Solved: Re: Singular value decomposition outside of JMP

caseylott · Nov 8, 2019 09:42 AM

Hello- I’m a long-time JMP user (3.2!) and an abysmally untalented beginner in R. Text analysis is new to me, as an ecologist, But I’ve really been enjoying playing with the Text Explorer platform. I have produced a sparse document term matrix that I would like to subject to singular value decomposition in order to do additional analyses in JMP on a dense matrix of singular values for ~100 vectors. I have run into a bit of a wall since I do not have JMP Pro (can’t afford it). I think this means I need to read my sparse document term matrix into R, run some kind of svd function, and then read my new dense matrix back into JMP. This seems like it might be an easy task for someone that is more familiar with text analysis and proficient in R. I’ve struggled to figure out which R package to use to do this (it seems like there are many). When I’ve looked at documentation for different packages, I’ve struggled to figure out which functions and arguments I should use to accomplish this task. I know, it’s time for me to commit to learning R. JMP has shielded me from this inevitability for many years. If there is anyone out there who could share some R advice, or better yet, code, that would read in a sparse matrix as a .csv, create a dense singular value matrix in R, and then write this matrix as a new .csv, I would be very grateful. Thank you!

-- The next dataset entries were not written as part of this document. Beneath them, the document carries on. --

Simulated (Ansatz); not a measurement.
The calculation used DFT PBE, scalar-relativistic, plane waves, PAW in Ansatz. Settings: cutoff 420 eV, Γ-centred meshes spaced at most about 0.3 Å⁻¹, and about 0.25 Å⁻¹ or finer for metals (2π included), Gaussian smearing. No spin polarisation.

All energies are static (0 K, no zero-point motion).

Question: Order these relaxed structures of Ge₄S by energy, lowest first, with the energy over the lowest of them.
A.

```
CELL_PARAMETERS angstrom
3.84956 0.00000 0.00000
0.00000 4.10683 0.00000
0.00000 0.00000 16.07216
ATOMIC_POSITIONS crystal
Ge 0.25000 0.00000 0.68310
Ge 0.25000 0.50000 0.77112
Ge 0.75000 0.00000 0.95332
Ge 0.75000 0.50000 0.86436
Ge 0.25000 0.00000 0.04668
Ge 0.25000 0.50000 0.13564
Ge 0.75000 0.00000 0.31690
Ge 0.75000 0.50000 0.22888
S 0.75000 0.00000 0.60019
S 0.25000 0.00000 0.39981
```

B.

G_M · Nov 9, 2019 01:42 PM

@caseylott a good way to get started using R and JMP is to replicate in R results that you are familiar with in JMP.

Like you, I prefer JMP to R for so many reasons, in fact I was using R back in 2009 when I was presenting results to an executive team and

as always happens, the executive had additional questions, (which I failed to anticipate, I have gotten better at this) and I couldn't just

produce the new analysis in R, live. I asked for 25 mins to go and conduct the analysis and bring results...I lost their attention. That night

I went home and reflected how I could avoid this in the future..1) better anticipate further analysis and 2) identify a more agile software.

JMP re-entered my life (a colleague introduced me to JMP a few years earlier) and has been my chosen software since.

That said, here is some JMP to R syntax that will enable you to get started.

This may be too basic, but I hope is helpful. I use R to estimate non-linear mixed effects models, polytomous IRT models, and recently started estimating

Bayesian models using both R and JAGS all through JMP.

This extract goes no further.